Policy and proposed legislation to boost European network and information security were unveiled Thursday by EU officials. At the heart of the policy is the protection of fundamental rights on the Internet, said EU High Representative for Foreign Affairs and Security Policy Catherine Ashton at a press briefing. The EU is determined to promote and defend its values online but also believes there should be norms of behavior among countries to protect against cyberattacks, she said. Hewlett-Packard and European telecom network operators cheered the initiative, but some of the proposals drew criticism from privacy advocates, an IT security firm and high-tech industries.

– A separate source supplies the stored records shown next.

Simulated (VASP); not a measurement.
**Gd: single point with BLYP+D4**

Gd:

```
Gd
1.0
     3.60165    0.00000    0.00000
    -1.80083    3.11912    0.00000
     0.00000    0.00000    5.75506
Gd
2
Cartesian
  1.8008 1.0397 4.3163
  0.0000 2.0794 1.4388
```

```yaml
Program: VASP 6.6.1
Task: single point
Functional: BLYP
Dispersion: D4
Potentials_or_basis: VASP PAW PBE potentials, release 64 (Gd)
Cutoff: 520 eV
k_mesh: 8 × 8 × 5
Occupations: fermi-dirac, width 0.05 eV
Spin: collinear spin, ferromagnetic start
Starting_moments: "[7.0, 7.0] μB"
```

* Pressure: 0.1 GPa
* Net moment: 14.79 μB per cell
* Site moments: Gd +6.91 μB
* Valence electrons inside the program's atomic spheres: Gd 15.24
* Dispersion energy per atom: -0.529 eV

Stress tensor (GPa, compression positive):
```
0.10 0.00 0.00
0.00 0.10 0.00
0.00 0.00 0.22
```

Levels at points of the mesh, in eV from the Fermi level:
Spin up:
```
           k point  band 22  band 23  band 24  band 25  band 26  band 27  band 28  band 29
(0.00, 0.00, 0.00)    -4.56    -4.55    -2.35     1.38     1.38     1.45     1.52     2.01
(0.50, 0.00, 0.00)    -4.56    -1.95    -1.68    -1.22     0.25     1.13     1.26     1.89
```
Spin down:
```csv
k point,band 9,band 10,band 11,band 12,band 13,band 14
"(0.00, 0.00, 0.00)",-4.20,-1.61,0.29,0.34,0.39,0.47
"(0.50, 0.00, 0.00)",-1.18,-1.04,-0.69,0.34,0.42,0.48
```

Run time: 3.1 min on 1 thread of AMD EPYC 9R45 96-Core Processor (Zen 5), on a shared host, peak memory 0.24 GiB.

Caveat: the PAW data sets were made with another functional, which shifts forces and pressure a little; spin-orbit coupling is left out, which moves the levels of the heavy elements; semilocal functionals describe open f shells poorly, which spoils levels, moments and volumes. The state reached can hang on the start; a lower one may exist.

The European Commission is preparing human rights guidelines for the information and communication technologies sector, said Digital Agenda Commissioner Neelie Kroes Monday in a lecture at Humboldt University in Berlin. Part of the EU plan to secure human rights online and offline includes allowing nongovernmental organizations to trial censorship-evading tools on Europe’s large-scale Internet testbed and mesh networks, she said. But sometimes those tools are used by repressive regimes instead of by activists, she said. Making human rights part of a telco’s corporate responsibility is common sense, Kroes said. An EU company supplying surveillance systems to a despotic government “is more than just an image problem, it is a major ethical problem,” Kroes said. The EC is working on human rights guidance for the ICT industry, she said.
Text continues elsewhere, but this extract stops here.